Mr Ferzat was trailed by a 4x4 with tinted windows, said activists, and one of Mr Ferzat's relatives. Four men then dragged him out of his car, forced him into the Jeep and drove out to a highway on the outskirts of the capital. "We will break your hands so that you'll stop drawing," said the gunmen, the relative told the Associated Press news agency.

Mr Ferzat had used his website to publish a caricature of Mr Assad carrying a packed suitcase and fleeing in a car alongside Colonel Gaddafi. The website, ali-ferzat.com, was inaccessible yesterday. Making a caricature of the President is illegal, under Syrian law. The cartoonist has been honoured with dozens of international exhibitions during his 30-year career.

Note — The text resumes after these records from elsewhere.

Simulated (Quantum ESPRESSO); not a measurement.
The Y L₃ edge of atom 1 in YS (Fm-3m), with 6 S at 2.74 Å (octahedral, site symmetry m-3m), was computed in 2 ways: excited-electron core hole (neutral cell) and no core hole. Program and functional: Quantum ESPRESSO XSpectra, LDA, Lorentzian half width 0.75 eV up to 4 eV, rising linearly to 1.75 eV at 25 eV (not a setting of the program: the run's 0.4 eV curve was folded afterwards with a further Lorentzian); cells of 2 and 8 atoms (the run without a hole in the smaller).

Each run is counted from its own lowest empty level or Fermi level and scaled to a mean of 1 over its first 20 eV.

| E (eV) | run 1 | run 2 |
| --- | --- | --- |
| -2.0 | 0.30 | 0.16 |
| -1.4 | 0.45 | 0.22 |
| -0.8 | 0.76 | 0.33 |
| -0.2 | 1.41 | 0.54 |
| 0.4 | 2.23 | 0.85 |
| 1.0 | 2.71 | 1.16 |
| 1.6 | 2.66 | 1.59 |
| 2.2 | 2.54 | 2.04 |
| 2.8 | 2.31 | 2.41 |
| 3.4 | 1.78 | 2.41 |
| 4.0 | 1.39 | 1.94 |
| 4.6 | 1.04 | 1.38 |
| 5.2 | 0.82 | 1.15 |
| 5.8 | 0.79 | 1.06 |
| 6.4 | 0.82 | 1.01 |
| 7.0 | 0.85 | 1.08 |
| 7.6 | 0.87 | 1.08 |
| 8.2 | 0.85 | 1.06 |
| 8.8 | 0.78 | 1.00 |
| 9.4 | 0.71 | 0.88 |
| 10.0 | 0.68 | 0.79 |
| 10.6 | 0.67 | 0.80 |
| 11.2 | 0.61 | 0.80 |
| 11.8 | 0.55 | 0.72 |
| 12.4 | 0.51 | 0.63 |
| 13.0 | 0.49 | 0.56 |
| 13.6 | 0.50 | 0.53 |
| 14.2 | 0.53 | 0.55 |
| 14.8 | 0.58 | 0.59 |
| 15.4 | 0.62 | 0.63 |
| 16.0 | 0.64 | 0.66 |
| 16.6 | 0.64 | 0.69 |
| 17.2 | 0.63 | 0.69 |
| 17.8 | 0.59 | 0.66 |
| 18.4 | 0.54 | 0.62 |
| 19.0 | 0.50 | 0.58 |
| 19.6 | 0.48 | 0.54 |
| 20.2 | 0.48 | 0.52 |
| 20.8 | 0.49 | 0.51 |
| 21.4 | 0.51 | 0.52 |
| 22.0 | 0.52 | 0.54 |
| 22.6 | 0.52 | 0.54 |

Ironically, before Bashar al-Assad became President he visited one of Mr Ferzat's shows and saw several cartoons which had been banned in Syria. The future leader reportedly told the cartoonist he saw no problems with the drawings.

Mr Ferzat was an early supporter of Mr Assad when he took power in 2000. He benefited from the so-called "Damascus Spring", when the new President briefly permitted a wave of media liberalisation, and set-up a newspaper called Al-Domari, or the Lamplighter, which became an instant success.

But the publication was soon removed from Syrian newsstands by the Baathist regime. In an interview a few years later, Mr Ferzat warned about the dangers of President Assad continuing in the tyrannical vein of his father, Hafez al-Assad, who ruled Syria for three decades.

He told a news website: "If they don't recognise the dangers and if they continue to deprive other national parties of true and effective participation, I foresee a monumental crisis. The regime is in need of total reform and change."

Mr Ferzat is one of the most high-profile victims of the violent security crackdown being inflicted by the Syrian government in response to a five-month uprising aimed at forcing President Assad from power.

Human rights groups say more than 2,000 people have been killed and many thousands have been more arrested and tortured since March, when widespread anti-government protests began.